I have been kicked out of 2 weddings. But I swear, I'm nice!
Just to give you some perspective, I just turned 22, have been a bridesmaid 4 times, and have been to over 50 weddings in the last 3 years.
Yes, my friends do need hobbies.
I am writing because 1. your blog is like finding water in the desert. Seriously. Every bride, MIL, MOB, and bridesmaid needs to read ESB, because my guess is, it would smack some sense and humility into a few of them. Or at least that's what I would hope would happen. 2. I figured if I could help some poor girl in the future with my horrible wedding experiences, they might have been worth it. One of my biggest pieces of wedding advice to ladies is this: IT IS PERFECTLY ACCEPTABLE TO SAY NO TO BEING A BRIDESMAID.
Trust me, it may seem awkward or you may be afraid to have that confrontation. If any of you are like me, you just want people to be happy and leave you alone.
But, in many cases, it may actually SAVE your friendship if you say no. Why? Oh, maybe perhaps because most brides I know all said "I am going to be the most laid-back bride you've ever seen. You will love being my bridesmaid." And then 3 months and $1500 later, you are ready to blow your brains out because they are demanding you lose weight, throw them 5 showers, spend another $2k on Vegas, and telling you how much your school and work life is cutting into HER wedding schedule. Well pardon me for having a life, lady. You will start to resent the way your "friend/bridezilla" is treating you and take it from me, she will pick up on that. Especially if she's crazy. However, sometimes no longer speaking to people after getting kicked out of their wedding is a good thing. Which leads me to my second point:
It is also perfectly acceptable to cut horrible friends out of your life. And if you are unsure about any of your friends, trust me, their wedding will flush out their true colors. My mom likes to say weddings are like life trials: they bring out either the best or worst in people. The two weddings I was kicked out of were miserable, because the brides are terrible, selfish people. No thank you, I do not feel like choosing between 100,000 emerald earrings, only to have you hate the ones I picked, and then change the earrings all together. I spent so much time, money, and energy trying to "be there for them" for every little meltdown, buy cute presents, spent hundreds of hours crafting my stupid life away on ugly zebra print Save The Dates. If your friends or family are needy, clingy, rude people, their wedding will only magnify that. Getting kicked out of both weddings were some of the greatest days of my life because it forced me to see how I allowed people to use and treat me. (If anyone is wondering why I got kicked out: Wedding #1: because I finally stood up to the bride and told her to stop gossiping about me to her family and other bridesmaids and to treat me with respect. She promptly kicked me out and I walked away happier than I had been in a year. Wedding #2: This bride felt I didn't "care" enough because I lived halfway across the country. She had her dad call my mom to tell me I was out. Yeah, I know. Also: I told both brides I expected them to refund the money I had spent on shoes, dress, etc. They both refused, despite the fact that I spent nearly $2k on each wedding).

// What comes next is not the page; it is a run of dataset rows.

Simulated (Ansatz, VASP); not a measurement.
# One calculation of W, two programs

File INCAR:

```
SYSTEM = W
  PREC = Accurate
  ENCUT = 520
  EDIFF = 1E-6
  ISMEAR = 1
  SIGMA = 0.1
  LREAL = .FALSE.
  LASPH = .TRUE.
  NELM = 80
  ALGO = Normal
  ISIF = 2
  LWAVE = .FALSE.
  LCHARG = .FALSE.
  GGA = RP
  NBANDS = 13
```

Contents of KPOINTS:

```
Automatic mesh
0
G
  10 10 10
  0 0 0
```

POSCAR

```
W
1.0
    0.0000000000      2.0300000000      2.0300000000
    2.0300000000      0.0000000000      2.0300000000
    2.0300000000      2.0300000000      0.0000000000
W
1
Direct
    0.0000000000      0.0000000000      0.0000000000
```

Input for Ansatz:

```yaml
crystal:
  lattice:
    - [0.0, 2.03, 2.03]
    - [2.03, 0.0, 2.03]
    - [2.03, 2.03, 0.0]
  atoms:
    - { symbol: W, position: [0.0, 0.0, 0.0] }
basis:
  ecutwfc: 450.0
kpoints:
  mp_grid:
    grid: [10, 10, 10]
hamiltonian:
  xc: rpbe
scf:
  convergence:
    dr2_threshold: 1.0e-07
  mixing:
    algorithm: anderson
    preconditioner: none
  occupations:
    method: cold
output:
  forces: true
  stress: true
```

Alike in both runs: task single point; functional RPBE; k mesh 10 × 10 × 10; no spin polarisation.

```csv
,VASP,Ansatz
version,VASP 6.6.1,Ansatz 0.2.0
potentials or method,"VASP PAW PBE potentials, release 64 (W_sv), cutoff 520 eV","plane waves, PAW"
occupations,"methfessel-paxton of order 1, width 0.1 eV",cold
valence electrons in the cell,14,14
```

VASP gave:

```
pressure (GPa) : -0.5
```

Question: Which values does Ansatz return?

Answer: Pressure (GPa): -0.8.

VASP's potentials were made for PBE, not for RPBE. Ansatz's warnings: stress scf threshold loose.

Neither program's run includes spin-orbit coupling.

I have only enjoy 2 of the weddings I have been in (I guess 50% isn't bad. Or does that mean I'm failing at being a bridesmaid? That's definitely possible). I absolutely loved my best friend's wedding as well as my brother's (because his fiance is freaking amazing and one of my closest friends). The reasons these weddings were so fun: 1. The brides are laid-back, kindhearted, self-less people. 2. Their taste rocks. 3. They actually picked dresses I have worn again (but then again, see #2).
My point: pick awesome friends, grow a backbone, and don't be afraid to stand up for yourself.
Lastly, and I can't imagine anyone who reads your blog would be guilty of this, but hey, you never know! For heavens sake, please do NOT ask to be a bridesmaid, especially if your friend isn't even DATING anyone yet. I literally had a friend cry when she asked to be my future MOH (I am very much single by the way) and I awkwardly told her that job would be going to my insanely awesome sister. Lastly, don't get offended if your friend puts you "last" in the row of bridesmaids during the ceremony. It's not a freaking competition. She asked you to stand up there with her, out of the hundreds of people she knows. Be honored and happy for her and stop comparing yourself to the other girls.